Glass Half Full

Vermont has released the results for the “Smarter Balanced Assessment Consortium” test our students took during the 2016-2017 school year. This was the third year that Vermont students took part in the “Smarter Balanced” program.

All Vermont public school students in grades three through eight plus grade 11 take the tests in English and math. The state reports the percentage of students who perform at or above grade level.

Let’s look at what the state and some of the media tell us.

The SBAC test results show that fourth graders in the Town of Franklin are doing great! 82.4% of them perform at or above grade level in math and 70.6% do the same in English.

Pretty good, eh?

Everyone loves it when a percentage — sometimes a large percentage — of students perform at or above grade level.

But wait. The reports help us lose track of the fact that a growing number of students are still found below grade level and only a scant few are doing better.

• The Town of Highgate has generally the lowest numbers in the County; Oopsonly 36.6% of fifth graders performed at or above grade level in English and only 19.5% did that in math. It gets worse in high school. At Missisquoi Valley Union High School, just 26.9% of eleventh graders performed at or above grade level in English and only 4.5% did it in math.

• Student performance has also declined from the 2015-2016 school year but the reports don’t show that up front.

• “The Agency of Education initially reported 59% of fourth grade students were proficient in English… The correct number is 49%.”

School results like this are worrisome, particularly when the Agency of Education apparently can’t do the arithmetic.

The reports help us lose track of the fact that a growing number of kids are still found below grade level.
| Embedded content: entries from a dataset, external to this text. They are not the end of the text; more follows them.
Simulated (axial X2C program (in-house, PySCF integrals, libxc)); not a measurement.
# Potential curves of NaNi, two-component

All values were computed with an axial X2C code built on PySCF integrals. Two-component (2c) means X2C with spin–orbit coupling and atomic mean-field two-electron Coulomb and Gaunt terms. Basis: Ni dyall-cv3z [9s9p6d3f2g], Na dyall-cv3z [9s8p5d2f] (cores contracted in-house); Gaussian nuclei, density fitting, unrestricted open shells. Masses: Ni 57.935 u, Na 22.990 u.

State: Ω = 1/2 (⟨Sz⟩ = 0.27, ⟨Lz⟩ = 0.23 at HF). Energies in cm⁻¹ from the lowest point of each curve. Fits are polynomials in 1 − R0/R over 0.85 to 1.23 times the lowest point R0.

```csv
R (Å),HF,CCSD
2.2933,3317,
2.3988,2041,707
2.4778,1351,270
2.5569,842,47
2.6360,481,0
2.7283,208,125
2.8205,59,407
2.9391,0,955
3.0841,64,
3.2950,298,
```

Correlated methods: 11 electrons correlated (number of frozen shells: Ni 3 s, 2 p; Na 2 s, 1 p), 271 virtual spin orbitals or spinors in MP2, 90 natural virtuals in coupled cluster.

At MVUHS (simple arithmetic here) 95.5% of 11th graders scored below grade level in math! 95.5%. Even in the Town of Franklin, almost a third, 29.4%, scored below grade level in English.

I’ve been thinking about schools and learning and creativity for decades. I have taught high school kids and college courses. I have studied teaching thanks to Vermont Colleges and “workshopped” in the hot ticket for teaching techniques (for the record, I prefer Mastery Learning). I have worked with school administrators and superintendents. And I was School Moderator for our Town.

In real life, I’m an engineer so I live for data but, above all, I know the statistics hide the kids.

The Bard remains a fixture in high school English classes so I asked 11th grader Jimmy Lombard what “wherefore” means in the phrase “Romeo, Romeo, wherefore art thou Romeo?” As an aside, the Washington Post posited that teachers should not assign Romeo and Juliet.

“It means ‘Where did you go, Romeo’,” Jimmy said. “He was off in the bushes.”

<sigh>

Juliet’s opening question in that romantically philosophic speech,

“O Romeo, Romeo, wherefore art thou Romeo
Deny thy father and refuse thy name
Or if thou wilt not, be but sworn my love
And I’ll no longer be a Capulet.”

means that Juliet is agonized that Romeo is a Montague and wishes him to have been born to some other family. Any other tribe. It fits with “a rose by any other name…”

Sorry, Jimmy. Mr. Shakespear had Juliet poetically ask, “O Romeo, Romeo, why are you Romeo Capulet, dammit?”

Meanwhile, 4th grader Karen Rocque was doing some homework and didn’t have her calculator so she asked me, “What’s 12 times 9.”

(It’s 108.)

Kids are supposed to “fluently” multiply and divide numbers up to 100 by the third grade. Many education experts today won’t even teach the multiplication tables.

In another county, Burlington, Vermont’s teachers just settled a four-day strike. They wanted more money, of course, but mostly they wanted less time with the kids. A major disagreement in the contract negotiations was simple: the teachers demanded to be excused from interacting with the kids for 20 minutes during lunch and recess.

The average Burlington teacher’s salary for the past school year was $70,878; the state average salary was $59,154. The average Burlington student performs below grade level.

Imagine that. Professionals want more money and less time on the job to turn in poorer and poorer results.

One of the strikers carried a sign. “Quality Teachers Deserve Respect.”

I agree.

“Students Deserve Quality Teachers,” too.

Is the glass half empty? My question remains, should we stop assigning Shakespear and multiplication tables because they are hard or should we buckle down and learn to teach Jimmy and Karen and all our other kids?

 

One thought on “Glass Half Full

  1. To the English teachers:

    Yes, I know I split the infinitive.

    The spot we writers place an adverb is extremely important to the emphasis we seek. I did it finiptitudinously. Deal with it.